The early garage is a single-storey double-height building with a hipped slate roof, ogee cast-iron rainwater goods, roughcast walling and a multi-pane timber window. The entrance gable retains its original timber sheeted and glazed garage doors. The north elevation has a single window; the south and east elevations are blank.
To the north of the garage is a single-storey outbuilding with a hipped slate roof, half-round cast-iron rainwater goods and roughcast walling. Two timber sheeted doors are positioned symmetrically on the west elevation; the remaining elevations are blank.
To the north of that is a two-storey outbuilding with a half-hipped slate roof, cast-iron rainwater goods, smooth rendered walling with a smooth rendered plinth, 3-over-6 timber sliding sash windows and timber sheeted doors. The west elevation has a single central timber sheeted door at first-floor level above two rectangular ventilation openings. The north and south elevations each have paired window openings at ground-floor level. The east elevation is abutted to the right by a single-storey return; the remainder of the east elevation has a single door opening at ground-floor level with two rectangular ventilation openings above, surmounted by two glazed and louvred openings. Attached to this building is a two-bay single-storey rear return with two timber sheeted doors to the south elevation. Its east elevation abuts the estate wall, its west elevation abuts the two-storey building, and its north elevation abuts a single-storey timber store.
The timber store is a long, single-storey multi-bay mono-pitched structure with a corrugated iron roof. Its west elevation is open-sided with a timber post-and-lintel construction. The east elevation abuts the estate wall and the south elevation abuts a single-storey outbuilding.
WALLED GARDENS AND GARDEN STRUCTURES
The large walled garden to the rear of the dwelling is enclosed by tall stone walls to the north, east and west; the south side is formed by the dwelling and outbuildings. To the north of the walled garden is a further enclosed garden, its south, east and west sides bounded by a tall stone wall and its north side enclosed by a tall hedge.

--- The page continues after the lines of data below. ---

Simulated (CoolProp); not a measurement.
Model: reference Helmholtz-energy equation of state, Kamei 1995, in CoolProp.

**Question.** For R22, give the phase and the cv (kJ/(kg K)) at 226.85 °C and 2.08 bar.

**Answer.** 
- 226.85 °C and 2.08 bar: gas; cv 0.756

To the north of the enclosed garden stands a small rustic octagonal timber structure with a timber shingle roof and random log walling. Its entrance elevation has a single glazed and timber sheeted door with a triangular stained-glass overlight set within a timber pediment.
GLASSHOUSE
To the east of the walled garden is a fine late 19th-century glasshouse of fourteen bays, with a pitched timber frame, iron bracing and a full-length ventilation lantern running the entire length of the ridge. The structure is glazed with panes having curved leading edges set in a timber frame, raised on a waist-height rendered plinth wall to the south, east and west elevations; the north elevation has a three-quarter-height rendered wall. The south elevation has an off-centre pitched entrance bay with a half-glazed timber panelled door.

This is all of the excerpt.